A Stream’s Tattle, Michael Longley
Mariscat Press, 2019 £6.00
Questions of scale
Michael Longley can’t stop looking at the natural world. In ‘December’, the final poem in this beautifully-produced pamphlet, he writes
I shall be eighty soon.
I shall go on looking for
The Geminids somewhere
Between Cassiopeia
And the big beech tree.
He’s positioned himself as something small in the vast scale of this winter night, searching the skies for the meteor shower, and looking up — to Cassiopeia, a familiar constellation and unimaginably remote but also to a much closer marker, a beech tree. That the tree is ‘big’ indicates age, more than Longley’s almost-eighty years. Below this timescale of earth and sky stands one small human being, persistently looking, bringing his personal timescale into a diagram of connections. It reminds me of the arrowed lines in astronomical charts, joining up the stars.

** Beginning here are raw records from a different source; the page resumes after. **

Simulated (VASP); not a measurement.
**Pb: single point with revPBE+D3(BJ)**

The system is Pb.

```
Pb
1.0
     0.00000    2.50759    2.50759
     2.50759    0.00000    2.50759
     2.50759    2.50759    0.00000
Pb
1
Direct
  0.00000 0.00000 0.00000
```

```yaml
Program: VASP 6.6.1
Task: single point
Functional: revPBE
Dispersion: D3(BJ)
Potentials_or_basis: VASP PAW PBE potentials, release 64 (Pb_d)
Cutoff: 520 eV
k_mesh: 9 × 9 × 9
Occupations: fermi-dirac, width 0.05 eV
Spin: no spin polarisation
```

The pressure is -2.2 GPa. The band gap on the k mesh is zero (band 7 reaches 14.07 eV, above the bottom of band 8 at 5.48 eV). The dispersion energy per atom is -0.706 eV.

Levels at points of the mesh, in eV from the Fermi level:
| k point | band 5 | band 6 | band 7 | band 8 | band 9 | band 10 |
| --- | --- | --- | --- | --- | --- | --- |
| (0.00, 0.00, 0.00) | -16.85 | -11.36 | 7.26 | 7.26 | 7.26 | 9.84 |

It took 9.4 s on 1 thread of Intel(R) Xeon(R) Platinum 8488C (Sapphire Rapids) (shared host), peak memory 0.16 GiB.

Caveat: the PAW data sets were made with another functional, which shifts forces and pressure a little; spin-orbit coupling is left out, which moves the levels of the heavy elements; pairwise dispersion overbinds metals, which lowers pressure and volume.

He looks and looks, taking friends with him, as in ‘The Walk; for Jeffrey Morgan’. Longley knows this beach (Thallabaun strand, Allaran Point) and the habits of wildlife. His finely-tuned observation helps them see bottlenose dolphins, a bitch sea otter, and finally a family of whooper swans, their migration almost complete. But it only helps; there is a sense of wonder in all this, coming together in one place, one time:
No one would believe these three visitations.
And you quipped what’s next then, and yes, old friend,
What’s next, what’s next, what’s next, what’s next?
The energy in that line is like a child’s, or like bird call. If we keep asking we’ll see how the natural world is always changing, giving something new and almost mystical — ‘visitations.’
Longley knows how to look. The pamphlet’s title comes from ‘Sonnet for Michael Viney’, another poem about shared walks and ‘Beachcombing for words’. In seven lines, their joint observations stretch from ‘beetle tracks in the sand dunes’ to ‘the depths of the Milky Way.’ Between those extremes they’ve met ‘Dead-nettle and chickweed, a stream’s tattle.’ A domestic-scale word, ‘tattle’: the idle chatter and tale-telling of water, to anyone who’ll listen, about what’s happening in its own world. Our world, too, as Longley reveals so eloquently.